Many of our Facebook users have asked us questions about the best ways to monitor credit scores. Due to the popular demand and importance of this question, we want to give some advice about monitoring your credit scores. It is way better to be proactive about your credit now than wondering how to fix your credit later on.

There are a few different options you have online in terms how to get your credit score, so we will outline the options and give our two cents.

Be sure to watch the video above from our My Credit Guy CEO, Sam Parker, to watch him explain how to monitor credit in person.

Methods to Monitor Credit Scores

While there are numerous ways to receive your credit score online, we have outlined some options that we caution against and a few that we recommend.

  • Annualcreditreport.com — on this site, you can request information from all three credit bureaus (TransUNion, Equifax, and Experian) once per year. The kicker here is that the site does not actually provide a credit score. Instead, they try to upsell you so that you purchase access to your credit score. For this reason, we don’t necessarily recommend this site.
  • IdentityIQ — unlike annualcreditreport.com, we recommend using IdentityIQ to get your credit score. My Credit Guy has a negotiator rate, so you can get your credit scores for just one dollar. You should keep in mind that the credit score pulled by IdentityIQ might differ from the one that lenders pull. Assume that your score will be about 20-30 points higher than what would show if a bank pulled your credit. In addition to being incredibly affordable, this type of credit pull won’t hurt you because it’s a consumer credit pull (not a hard pull).

If you have more specific questions about the best ways to monitor your credit score, contact our team at My Credit Guy. We have years of experience in the field, and we are happy to help clients who are proactive about their credit health.

Hard Pull vs. Consumer Credit Pull

We mentioned the difference between hard versus consumer credit pull, so we wanted to expand briefly on this concept.

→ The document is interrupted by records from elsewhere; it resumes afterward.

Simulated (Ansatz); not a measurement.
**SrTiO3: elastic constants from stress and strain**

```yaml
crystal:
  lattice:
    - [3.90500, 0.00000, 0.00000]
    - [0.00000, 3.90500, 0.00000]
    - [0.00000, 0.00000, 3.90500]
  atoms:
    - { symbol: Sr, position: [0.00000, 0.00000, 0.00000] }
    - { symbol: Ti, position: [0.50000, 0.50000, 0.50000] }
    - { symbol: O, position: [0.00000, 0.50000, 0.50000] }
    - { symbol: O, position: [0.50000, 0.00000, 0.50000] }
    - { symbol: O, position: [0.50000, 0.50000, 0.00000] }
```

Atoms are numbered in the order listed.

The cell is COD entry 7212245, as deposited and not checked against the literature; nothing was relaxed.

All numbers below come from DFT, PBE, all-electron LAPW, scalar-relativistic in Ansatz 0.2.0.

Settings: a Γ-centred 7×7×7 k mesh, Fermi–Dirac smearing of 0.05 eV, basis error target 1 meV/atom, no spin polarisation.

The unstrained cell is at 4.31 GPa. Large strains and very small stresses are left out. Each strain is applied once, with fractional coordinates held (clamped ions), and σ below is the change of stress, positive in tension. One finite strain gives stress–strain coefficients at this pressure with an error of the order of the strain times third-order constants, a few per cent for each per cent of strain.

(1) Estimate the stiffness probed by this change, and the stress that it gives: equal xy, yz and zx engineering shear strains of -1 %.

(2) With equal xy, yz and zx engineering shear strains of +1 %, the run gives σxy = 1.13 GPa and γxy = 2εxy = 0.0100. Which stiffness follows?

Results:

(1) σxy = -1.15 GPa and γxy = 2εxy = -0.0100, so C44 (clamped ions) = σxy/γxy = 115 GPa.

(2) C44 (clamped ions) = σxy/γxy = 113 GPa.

A hard pull, also known as a hard inquiry, is when a bank, lender, or financial institution checks your credit to make a decision. While hard inquiries don’t necessarily have a huge affect on your credit, they can lower your score by a few points. If you have multiple hard inquiries in a short period of time — such as applying for multiple credit cards around the same time — it could flag you as a high-risk customer who plans to spend money they might not have.

A consumer credit pull, or soft pull, does not affect your credit score. It’s more of an inquiry as to whether you would be approved if you decided to apply for a loan or credit line.